06/18/2026
📖 The United States was in the throes of the Great Depression when President Franklin D. Roosevelt was elected in 1932, on the promise of a “New Deal for the American people.”
The first and most ambitious law to pass under the New Deal was the National Industrial Recovery Act (NIRA). As part of the Act, the B&C would cancel its 1933 convention and set up a Washington bureau to participate in Roosevelt’s hearings to write codes of fair competition in its industries.
While the Union’s leaders would be frustrated by several of the outcomes around hours and wages, it saw the key opportunity of the NIRA was its guarantee of workers’ right to organize, bargain collectively and choose representatives without employer interference. The top headline in the July 8, 1933 issue of The Bakers’ Journal urged, “DOUBLE the Membership under NIRA!” The paper issued an urgent call to organizing to Bakery and Confectionery Union workers everywhere.
In the to***co industry, TWIU President E. Lewis Evans announced, “Now that UNCLE SAM has put a quiet on the thwarting business, we are going to get all the members while the getting is good!”
Both unions would increase their rolls by tens of thousands as a result of the NIRA.
The NIRA was struck down by the Supreme Court in 1935, deciding it had given too much power to the president and misinterpreted the U.S. Constitution’s Commerce Clause.
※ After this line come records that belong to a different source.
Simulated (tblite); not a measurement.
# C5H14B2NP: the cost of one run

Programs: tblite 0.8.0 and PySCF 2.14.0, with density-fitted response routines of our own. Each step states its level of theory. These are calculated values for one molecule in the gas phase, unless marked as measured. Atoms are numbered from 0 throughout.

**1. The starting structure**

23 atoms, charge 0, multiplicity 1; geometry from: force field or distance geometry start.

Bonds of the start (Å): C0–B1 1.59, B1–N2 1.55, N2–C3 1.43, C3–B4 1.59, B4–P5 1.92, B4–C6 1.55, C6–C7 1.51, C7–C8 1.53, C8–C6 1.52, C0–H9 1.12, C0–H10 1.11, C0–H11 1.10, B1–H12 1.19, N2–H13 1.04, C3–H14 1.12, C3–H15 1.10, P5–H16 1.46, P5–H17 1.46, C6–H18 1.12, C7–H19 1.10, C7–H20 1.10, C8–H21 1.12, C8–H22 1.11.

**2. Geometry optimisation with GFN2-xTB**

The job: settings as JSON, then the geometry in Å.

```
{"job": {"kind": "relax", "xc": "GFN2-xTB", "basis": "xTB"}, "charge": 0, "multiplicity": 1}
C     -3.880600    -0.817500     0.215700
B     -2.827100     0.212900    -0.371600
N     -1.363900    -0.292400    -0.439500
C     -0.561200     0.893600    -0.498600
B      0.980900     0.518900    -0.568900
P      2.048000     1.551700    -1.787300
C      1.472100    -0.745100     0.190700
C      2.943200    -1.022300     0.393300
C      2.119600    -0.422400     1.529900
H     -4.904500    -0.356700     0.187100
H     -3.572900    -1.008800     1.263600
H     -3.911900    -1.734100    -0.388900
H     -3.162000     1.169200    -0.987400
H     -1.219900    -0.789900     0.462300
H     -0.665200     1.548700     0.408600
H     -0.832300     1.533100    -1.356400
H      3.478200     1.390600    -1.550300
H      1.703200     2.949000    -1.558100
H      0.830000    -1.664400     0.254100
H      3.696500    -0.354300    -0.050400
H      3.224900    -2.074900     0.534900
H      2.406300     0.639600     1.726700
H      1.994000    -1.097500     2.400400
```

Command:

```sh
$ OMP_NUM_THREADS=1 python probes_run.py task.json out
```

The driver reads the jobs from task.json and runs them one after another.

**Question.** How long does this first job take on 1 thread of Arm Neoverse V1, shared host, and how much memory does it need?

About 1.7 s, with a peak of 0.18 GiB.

In response, Senator Robert F. Wagner (D-NY) introduced cleaned-up legislation that would become the National Labor Relations Act of 1935 (also referred to as the Wagner Act).
The Wagner Act became the foundation of U.S. labor law. It established the National Labor Relations Board (NLRB), which is still in place today, to run union representation elections, investigate unfair labor practices and enforce collective bargaining rights.
The New Deal also created necessary momentum for the American Federation of Grain Millers (AFGM) to materialize in 1937.